(I would've used "'third sex' in the city" as a wittier title, but the gay lib books I pored over duing college say that the term is sexist -- men as the first sex, women second, LGBT third -- so... *shrugs* Of course, some would argue that "sissies" would be stereotyping homos as flamboyant nelly queens. So sue me. "Straight-acting in the city" doesn't have a nice ring to it anyway.)
As I told Jake, "ati-atihan festival itow." I was referring to the opening night of SATC last Wednesday, when throngs of ates -- literally and figuratively -- marched to the cinemas, only to be (slightly) disappointed by several cuts on scenes that matter most: sex and the character Dante (Gilles Marini; damn you, MTRCB). It's like Brokeback Mountain all over again. Or Puerto Galera during Holy Week. Or Mariah's Manila concert back in 2003. "Mamamatay ang buong sangkabadingan kung may nagbomba dun".

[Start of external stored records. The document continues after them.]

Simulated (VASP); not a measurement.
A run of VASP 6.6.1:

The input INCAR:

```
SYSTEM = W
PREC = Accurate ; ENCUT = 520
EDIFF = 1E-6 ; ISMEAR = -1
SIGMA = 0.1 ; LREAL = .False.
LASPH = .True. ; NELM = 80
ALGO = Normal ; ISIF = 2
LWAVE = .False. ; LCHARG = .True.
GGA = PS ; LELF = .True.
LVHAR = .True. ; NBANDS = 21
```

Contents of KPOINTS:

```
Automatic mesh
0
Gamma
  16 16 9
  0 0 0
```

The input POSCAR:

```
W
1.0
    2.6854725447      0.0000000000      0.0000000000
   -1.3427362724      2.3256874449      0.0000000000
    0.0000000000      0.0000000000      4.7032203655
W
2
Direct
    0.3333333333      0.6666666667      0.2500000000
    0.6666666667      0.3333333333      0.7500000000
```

The "festival" continued Friday, when my four-day sleep-a-thon was gladly interrupted by a night out with friends. One of whom brought along his hubby, the hubby's friend, and the hubby's friend's hubby. *rolls eyes* Rub it in the single people's faces why don't you? Hehe! Whatever... I'm just a wee bit Bitter Ocampo. ;) Because they all look nauseatingly cute together. And yes, very much in love. *sighs*
(Sidenote: for such an uber-gay place, there sure were a lot of butch people that night. Oh wait, that's because it's a perfect cruising spot.)
So, in Carrie Bradshaw tradition of asking annoyingly rhetorical questions, I can't help but wonder (again): in a city so flamboyant, why are those whose flames burn the brightest the ones out of place?